Make A Nerdy Living: How To Turn Your Passions Into Profit, With Advice From Nerds Around The Globe, by Alex Langley
In reading this book I wondered if I was the right kind of nerd. To be sure, I have engaged in some of the activities discussed in this book (like blogging and writing longer form writing), but at the same time this author seems to make assumptions about the sort of nerd that would appreciate that and I must admit that I am not the sort of nerd who likes to go to conventions or is possessed of a great deal of visual art ability or is a particularly crafty person. Perhaps the author is casting a wide net in order to achieve the highest degree of possible readers, but it is probably also the case that the author is somewhat confused about the difference between geeky livings (about which this book will surely help one out with) and nerdy livings (which is only partly true, as there are many kinds of nerds, not all of whom happen to be anime or comic book or gaming nerds). Even if I did not fully relate to this book, there was a lot about the book I enjoyed and there are a great many people who will like this book and get a lot more out of it than I did.

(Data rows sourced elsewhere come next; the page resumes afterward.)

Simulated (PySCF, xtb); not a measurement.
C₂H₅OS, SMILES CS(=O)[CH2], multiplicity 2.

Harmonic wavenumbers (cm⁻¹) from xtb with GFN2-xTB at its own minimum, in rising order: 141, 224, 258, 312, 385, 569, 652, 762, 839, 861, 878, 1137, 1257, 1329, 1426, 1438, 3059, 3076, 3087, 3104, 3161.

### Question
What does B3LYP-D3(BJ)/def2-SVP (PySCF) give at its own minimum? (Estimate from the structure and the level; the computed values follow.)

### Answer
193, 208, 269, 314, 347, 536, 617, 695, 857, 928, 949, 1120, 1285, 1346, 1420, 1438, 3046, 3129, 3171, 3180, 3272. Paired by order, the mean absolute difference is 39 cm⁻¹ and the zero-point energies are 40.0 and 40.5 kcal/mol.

This book is a short one at almost 250 pages, many of them gorgeously illustrated. The author begins with a discussion about the life that the reader is (presumably) living. After that there are nine chapters that detail various livings that one can make as a nerd: blogging (1), making videos (2), cosplay (3), crafting (4), gaming (5), bringing nerdiness to conventional careers (6), podcasting (7), art and comics (8), and writing books (9). Throughout the book the chapters are filled with advice from various nerds, some of whom I tend to follow myself on YouTube or other social media platforms. In general the advice given has a high degree of professionalism involved, and a realistic appraisal of the difficulties involved as well as the need to be both flexible in one’s approach to gaining attention, aware of multiple cash streams in order to help one’s nerdiness pay, and cognizant of the high degree of complexity that can be involved in seeking to differentiate oneself from others or find a clear enough niche for oneself. The author has certainly made nerdiness pay for him, though.
What one gets out of a book like this depends in large part of what one wants to or is able to put into this book and its suggestions. The author makes it pretty clear that in order to make money as a nerd it pays to have money already. Most of the ways the author shows of making money require either a heavy time commitment and/or a heavy money commitment in paying for artwork, technology, editing, and other services. That said, the author is also keen on reminding nerds, especially those of us who feel somewhat isolated like I do, that we are all in this together. As a book reviewer, I am definitely someone who nerds that right book or who make products (like games) that I would also review would want to know because my nerdiness can help their own. When it becomes easier for nerds to work together and share their own passions and interests and talents, it becomes easier for other nerds to have good examples of what best practices to use. Clearly, this author has built up a good network of fellow nerds, and many of the people he talks to have done similarly well, and that is something to celebrate.